You are viewing a plain text version of this content. The canonical link for it is here.
Posted to issues@aurora.apache.org by "Igor Morozov (JIRA)" <ji...@apache.org> on 2016/07/29 20:44:20 UTC

[jira] [Commented] (AURORA-1721) Support user initiated rollback

    [ https://issues.apache.org/jira/browse/AURORA-1721?page=com.atlassian.jira.plugin.system.issuetabpanels:comment-tabpanel&focusedCommentId=15399975#comment-15399975 ] 

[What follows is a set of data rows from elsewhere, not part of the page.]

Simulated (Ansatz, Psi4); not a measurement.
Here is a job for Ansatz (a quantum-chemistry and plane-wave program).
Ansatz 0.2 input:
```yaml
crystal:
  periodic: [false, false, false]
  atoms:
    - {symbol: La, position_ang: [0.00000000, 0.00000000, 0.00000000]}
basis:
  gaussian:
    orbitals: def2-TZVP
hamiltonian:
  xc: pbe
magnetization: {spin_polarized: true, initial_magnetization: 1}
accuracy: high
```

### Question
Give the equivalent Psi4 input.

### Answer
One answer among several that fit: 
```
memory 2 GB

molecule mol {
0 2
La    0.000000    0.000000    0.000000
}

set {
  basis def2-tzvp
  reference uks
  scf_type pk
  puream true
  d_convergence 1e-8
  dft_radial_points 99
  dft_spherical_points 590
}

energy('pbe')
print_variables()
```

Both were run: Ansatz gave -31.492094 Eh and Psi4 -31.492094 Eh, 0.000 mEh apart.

Igor Morozov commented on AURORA-1721:
--------------------------------------

Let's move a discussion here as you suggested. The only reason we need this rollback from terminal state is to support global multi datacenter workflow updates. When any datacenter upgrade fails we need to rollback everything to the initial state. 
We can do that in aurora using a slightly different approach: 
1. Limit the scope of a rollback to only job updates in a ROLLING_FORWARD and ROLL_FORWARD_AWAITING_PULSE states.
2. Extend the semantic of pulsed updates to support another mode of operation: automatic pausing between state transitions in job update:

/** Job update thresholds and limits. */
struct JobUpdateSettings {
....
  10: optional i32 blockIfNoPulsesBetweenStateTransitions
}

So if an update has started in this extended pulsed state it will be automatically paused before reaching terminal state ROLLED_FORWARD. The transitions to the remaining terminal states(ABORTED, FAILED, ROLLED_BACK, ERROR) will stay as they are now.

I'm open to other suggestions to solve our use case in aurora.

> Support user initiated rollback 
> --------------------------------
>
>                 Key: AURORA-1721
>                 URL: https://issues.apache.org/jira/browse/AURORA-1721
>             Project: Aurora
>          Issue Type: Task
>          Components: Scheduler
>            Reporter: Igor Morozov
>            Assignee: Igor Morozov
>              Labels: Uber
>             Fix For: 0.16.0
>
>
> The proposal to support user initiated rollback:
> 1. Create new thrift API:
>  /**Rollback job update. */
>   Response rollbackJobUpdate(
>       /** The update to rollback. */
>       1: JobUpdateKey key,
>       /** A user-specified message to include with the induced job update state change. */
>       3: string message)
> 2.  Implement new API in a scheduler so the implementation would just undo the latest JobUpdate effectively trying to apply initialState to the job. If that is for some reason is impossible them rollback with fail with appropriate error message.
> 3. Support new aurora client command 'rollback'



--
This message was sent by Atlassian JIRA
(v6.3.4#6332)